WTI recovers $85.00 despite central banks’ hawkish week, EIA inventory data at a glance
- Oil prices broke above the critical $85.00 hurdle as the “value buy” component kicked in.
- The unchanged PBOC policy will keep China’s oil demand intact.
- The Fed’s policy and guidance on interest rates will remain in focus.
West Texas Intermediate (WTI) futures on NYMEX rebounded strongly after slipping to near $82.00 on Monday. The asset experienced a unique buy pattern and recaptured the critical $85.00 hurdle. Oil prices have now turned sideways in the $84.78-85.63 range and are preparing for a further rise towards the $90.00 round resistance.
Investors shrugged off clouds of uncertainty over oil demand ahead of an interest rate decision by various members of the G-7 group. To rein in runaway inflation, central banks are braced for a new round of rate hikes and hawkish lending rate stances. Undoubtedly, the decision will reduce oil demand projections.
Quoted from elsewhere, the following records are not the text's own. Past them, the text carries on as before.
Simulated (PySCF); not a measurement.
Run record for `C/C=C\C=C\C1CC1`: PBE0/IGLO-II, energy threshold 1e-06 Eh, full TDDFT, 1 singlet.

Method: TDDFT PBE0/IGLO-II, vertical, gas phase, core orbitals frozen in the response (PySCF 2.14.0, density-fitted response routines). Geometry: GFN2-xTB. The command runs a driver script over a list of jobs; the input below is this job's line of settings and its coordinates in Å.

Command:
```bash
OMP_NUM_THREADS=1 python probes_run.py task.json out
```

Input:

A component of value buying has resulted in reactive buying for Oil, but this requires significant catalysts to sustain the rally.
Meanwhile, the People’s Bank of China (PBOC) kept its monetary policy unchanged. The central bank kept its one-year and five-year prime rates (PLR) stable. A rate cut was expected by market participants as the economy is strict on its path of accelerating the growth rate. Moreover, China’s inflation rate fell in August, which reinforced expectations of a dovish attitude. China is the world’s largest oil importer and a stable monetary policy will keep oil demand intact.
Going forward, investors will focus on the Federal Reserve (Fed) interest rate decision. The Fed is expected to raise interest rates by a third straight hike of 75 basis points (bps). This could significantly shake the oil bulls.
In addition, oil inventory data from the Energy Information Administration (EIA) will be of utmost importance. The agency shows an accumulation of oil inventories for two weeks.